A company that plans to send tourists to near-space by balloon has just completed its first commercial flight.
The Arizona-based company World View lofted two payloads during an umanned balloon flight Sunday (March 8) from southeastern Arizona. The mission was part of NASA's Space Technology Mission Directorate's Flight Opportunities Program, which flies experiments designed by students, educators and researchers.
"World View is committed to furthering stratospheric exploration and research," Taber MacCallum, World View's chief technology officer, said in a statement. "Our first flight as a NASA flight service provider marks the launch of our commercial efforts to aid research and education by providing a new way for NASA and others to access near-space."
One of the experiments measured the properties of cosmic rays, which are believed to emanate from supernova explosions. The payload was developed by 18 undergraduate students and three faculty members at Gannon University in Pennsylvania.
The second experiment, known as the Planetary Atmospheres Minor Species Sensor, is designed to measure the distribution of gases in the air of Earth and other worlds. It was designed by students from the Florida Space Institute at the University of Central Florida.

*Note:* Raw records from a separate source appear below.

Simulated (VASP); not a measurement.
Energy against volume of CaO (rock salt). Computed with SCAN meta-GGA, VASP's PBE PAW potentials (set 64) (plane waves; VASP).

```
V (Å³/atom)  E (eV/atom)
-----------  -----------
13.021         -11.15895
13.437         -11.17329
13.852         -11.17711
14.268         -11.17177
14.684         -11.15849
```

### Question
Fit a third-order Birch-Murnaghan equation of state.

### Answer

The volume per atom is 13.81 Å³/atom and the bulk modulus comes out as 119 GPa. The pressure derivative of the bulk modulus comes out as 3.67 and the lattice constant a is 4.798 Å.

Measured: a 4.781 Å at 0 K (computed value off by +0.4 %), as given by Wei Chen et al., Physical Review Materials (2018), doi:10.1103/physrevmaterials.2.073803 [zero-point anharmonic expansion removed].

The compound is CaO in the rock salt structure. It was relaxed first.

"Many types of space applications and research need more access to near-space than has been possible previously," World View chief scientist Alan Stern, who is also principal investigator of NASA's Pluto-bound New Horizons mission, said in the same statement..
"With this flight," Stern added, "World View illustrates its ability to provide expanded access to the near-space environment for NASA, private corporations and universities."
In February, Arizona-based World View announced it had broken the world altitude record for a parafoil flight. The altitude of 102,200 feet (31,151 meters) is the same that officials hope to reach when they loft passengers, officials added.
World View's passenger flights would cost $75,000 per person and would soar high enough for passengers to see black sky and the curvature of the Earth. Last year, the organization said it plans to offer these flights starting in 2016.